Preach the role of though
preach the role of though
Business and life coach Jacqueline told us this story last week about
a mechanic in a school district complaining of having punched the clock
and doing the same thing on his job over and over for the last 20 years.
“I’m burned out and need a change!” the mechanic declared.
“Possibly,” Jacqueline replied. “But you might want to try learning to
love what you are resisting, because if you don’t, you will likely run into it
in your next job too, in another guise.”
The mechanic responded, “I’m not sure that I believe that, but even if I
did, how is that possible?”
“Well,” his coach said, “what is a higher purpose to your job than just
turning nuts and bolts every day?”
“That’s easy,” replied the mechanic. “The higher purpose of my job is
saving children’s lives every day.”
“Yes, that’s great!” whispered the coach. “Now, every morning when
you get into your higher purpose, saving children’s lives every day, you
will be clear that your job and responsibility is so important that the time
clock almost won’t matter anymore.”
She had given him a new way to think. She had put him in touch with
the power of thought to transform experience.

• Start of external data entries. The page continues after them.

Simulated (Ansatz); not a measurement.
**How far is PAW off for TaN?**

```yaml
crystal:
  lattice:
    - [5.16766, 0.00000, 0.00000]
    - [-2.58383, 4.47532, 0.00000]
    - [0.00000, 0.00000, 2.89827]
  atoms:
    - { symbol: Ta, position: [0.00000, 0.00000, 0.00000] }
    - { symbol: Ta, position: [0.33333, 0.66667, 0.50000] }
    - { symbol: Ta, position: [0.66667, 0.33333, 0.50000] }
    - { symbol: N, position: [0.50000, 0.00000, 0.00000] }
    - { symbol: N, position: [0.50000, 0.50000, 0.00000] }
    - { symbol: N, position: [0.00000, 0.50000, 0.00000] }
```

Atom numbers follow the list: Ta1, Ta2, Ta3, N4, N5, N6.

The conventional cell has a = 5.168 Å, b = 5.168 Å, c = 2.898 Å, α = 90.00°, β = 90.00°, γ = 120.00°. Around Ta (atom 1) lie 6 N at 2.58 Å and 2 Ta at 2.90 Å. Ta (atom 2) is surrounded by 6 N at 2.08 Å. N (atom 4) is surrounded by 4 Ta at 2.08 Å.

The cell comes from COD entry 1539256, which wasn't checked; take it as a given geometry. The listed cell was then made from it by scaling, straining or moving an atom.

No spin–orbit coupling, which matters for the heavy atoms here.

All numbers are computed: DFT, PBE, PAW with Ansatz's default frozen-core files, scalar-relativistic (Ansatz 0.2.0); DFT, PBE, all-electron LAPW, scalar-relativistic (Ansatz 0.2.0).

Make certain all the people you want to motivate understand the role
of thought in life. There is nothing more important:
A: I’m depressed.
B: You just think you’re depressed.
A: Same thing...it feels like the same thing.
B: It feels like the same thing, because it is the same thing.
A: What if I thought I was really happy?
B: I think that would make you feel really happy.
A: I know it would.
Why is it that the rain depresses one person and makes another
person happy?
If things “make you” feel something, why does this thing called rain
make one person feel one thing and the other person feel the other thing?
Why, if things make you feel something, doesn’t the rain make both
people feel the same thing?
One person you lead might say, “Oh no, bad weather, how
depressing.” Another person might say, “Oh boy, we have some
wonderful refreshing rain!”
Because the rain doesn’t make either person feel anything. (No
person, place, or thing can make you feel anything.)
It is the thought about the rain that causes the feelings. And
throughout all your leadership adventures, you can teach your people this
most important concept: The concept of thought.
One person thinks (just thinks!) the rain is great. The other person
thinks (but just thinks) the rain is depressing. Nothing in the world has any
meaning until we give it meaning. Nothing in the workplace does either.
Your people often look to you for meaning. What does this new directive
really mean?
Do you sense the opportunity you have?
We can make things mean anything we want them to, within reason.
Why not use that power?
People don’t make your employees angry, their own thoughts make
them angry. They can’t be angry unless they think the thoughts that make
them angry.
If your employer wins the lottery in the morning, who’s going to make
her angry that day? No one. No matter what anyone says to her, she isn’t
going to care. She’s not going to give it another thought. Your employees
can only get angry with someone if they think about that person and what
they are saying and doing and what a threat it is to their happiness. If they
don’t think about that, how can they be angry?
Your people are free to think about anything they want. They have
absolute freedom of thought.
The highest IQ ever measured in any human being was achieved by
Marilyn Vos Savant, many years in a row. Once someone asked Marilyn
what the relationship was between feeling and thinking. She said,
“Feeling is what you get for thinking the way you do.”
Marcus Aurelius wrote, in 150 A.D., “The soul becomes dyed with the
colour of its thoughts.”
People feel motivated only when they think motivated thoughts.
Thought rules. Circumstance does not rule. The closer your relationship
to that truth, the better the leader you are.